The ICMSA has broadly welcomed the CAP spending announcement for the agricultural sector and the decision not to introduce a coupled payment.
The president of ICMSA, John Comer, said that the figures and thrust of the announcement would be broadly welcomed and while emphasising that ‘the devil is in the detail’, he said it was important to acknowledge the Government’s efforts at fairness in the allocation of funding.
In this regard, Mr Comer especially welcomed the decision not to introduce a coupled payment which his association had vigorously lobbied against on the grounds that it effectively diverted resources away from the most active farmers and this was a strategy which was always unwise, both in practice and principle.
On Pillar II, Mr Comer said his members would be satisfied on the parameters set out but he did question whether the funding envisaged for the new agri-enviroment scheme, GLAS, would be adequate and whether dairy farmers would meet the terms and conditions.
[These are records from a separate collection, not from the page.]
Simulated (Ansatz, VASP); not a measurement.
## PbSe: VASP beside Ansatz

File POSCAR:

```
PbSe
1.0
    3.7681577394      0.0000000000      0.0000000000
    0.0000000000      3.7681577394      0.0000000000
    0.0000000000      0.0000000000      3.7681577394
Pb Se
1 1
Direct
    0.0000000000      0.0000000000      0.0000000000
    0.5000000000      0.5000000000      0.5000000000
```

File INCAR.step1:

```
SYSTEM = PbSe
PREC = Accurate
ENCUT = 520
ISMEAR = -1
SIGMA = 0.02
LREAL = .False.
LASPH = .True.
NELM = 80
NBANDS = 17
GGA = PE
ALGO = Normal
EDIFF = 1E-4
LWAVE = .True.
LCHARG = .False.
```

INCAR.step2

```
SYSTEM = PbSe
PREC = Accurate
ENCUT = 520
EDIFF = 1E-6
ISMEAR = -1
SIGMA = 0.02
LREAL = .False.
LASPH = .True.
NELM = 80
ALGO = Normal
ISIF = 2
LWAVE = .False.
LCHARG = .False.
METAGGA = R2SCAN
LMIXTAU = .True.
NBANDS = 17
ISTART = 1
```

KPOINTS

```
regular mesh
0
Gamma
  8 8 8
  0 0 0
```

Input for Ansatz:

He maintained that the reaction of farm families to Pillar I was likely to be much more restrained on the basis that - whatever way the calculation were done – average farmers were going to face substantial reductions.
Mr Comer estimated that someone who had received a Single Farm Payment of €10,000 last year could suffer a reduction of up to €1,250 “and that’s before any factoring-in of approximation”, said the ICMSA President.